About the author:
Andrey V. Golubkov, DSc in Philology, Professor of the Russian Academy of Sciences, Leading Research Fellow, A.M. Gorky Institute of World Literature of the Russian Academy of Sciences, Povarskaya 25 a, 121069 Moscow, Russia; National Research university “Higher School of Economics”, Pokrovskiy Bd., 11, 109028 Moscow, Russia.

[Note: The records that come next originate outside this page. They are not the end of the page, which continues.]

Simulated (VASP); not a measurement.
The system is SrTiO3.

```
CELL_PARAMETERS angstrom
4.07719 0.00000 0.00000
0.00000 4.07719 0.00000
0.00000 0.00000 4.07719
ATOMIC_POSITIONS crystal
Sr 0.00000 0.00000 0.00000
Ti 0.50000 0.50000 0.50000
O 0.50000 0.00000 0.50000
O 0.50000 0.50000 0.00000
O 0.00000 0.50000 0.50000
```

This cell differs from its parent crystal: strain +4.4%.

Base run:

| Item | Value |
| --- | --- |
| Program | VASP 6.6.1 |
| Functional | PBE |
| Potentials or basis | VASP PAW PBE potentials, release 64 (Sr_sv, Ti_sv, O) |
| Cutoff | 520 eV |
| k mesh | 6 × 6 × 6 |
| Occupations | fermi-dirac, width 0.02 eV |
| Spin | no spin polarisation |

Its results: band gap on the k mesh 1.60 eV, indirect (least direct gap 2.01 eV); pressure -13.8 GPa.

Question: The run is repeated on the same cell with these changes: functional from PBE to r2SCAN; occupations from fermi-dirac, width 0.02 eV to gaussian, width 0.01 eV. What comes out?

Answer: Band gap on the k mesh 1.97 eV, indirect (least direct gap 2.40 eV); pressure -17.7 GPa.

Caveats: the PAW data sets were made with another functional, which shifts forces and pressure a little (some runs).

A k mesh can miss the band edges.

ORCID ID: https://orcid.org/0000-0002-7069-1033
E-mail:
Abstract:
The research focuses on the annotated translation into Russian language of the Hesiod’s Dream, large fragment from the 2nd book of the 8th volume of the novel “Clélie, l’histoire romaine” of the French writer of the middle of the 17th century Madeleine de Scudéry, which is a consistent narration about the world history of the literature in Ancient Greece, Ancient Rome, Renaissance Italy, as well as in France from the late Middle Ages up to the 1650’s. The introductory article analyzes the metatextual nature of the narrative (it is presented as the reading of a manuscript by the heroes of the novel, which tells about Hesiod, to whom the muse of poetry Calliope tells the future development of literature), as well as the context of the creation of an episode that reflected the influence of ancient and renaissance poetics and rhetoric. In the course of the research, it is demonstrated that Scudéry builds the logic of the evolution of Western literature in the context of the idea of “progress”: the ancient and Renaissance Italian tradition appears as a stage that prepared the flowering of gallant poetry in France; such an understanding of the logic of the development of Western literature, leading to an emphasis on the role of women and focusing on light love poetry (Catullus, Petrarca) to the detriment of the philosophical tradition (Dante) is the result of the cultural policy of Superintendent Nicolas Fouquet, who was considered by a significant part of the French elites as a new “Patron of the Arts”.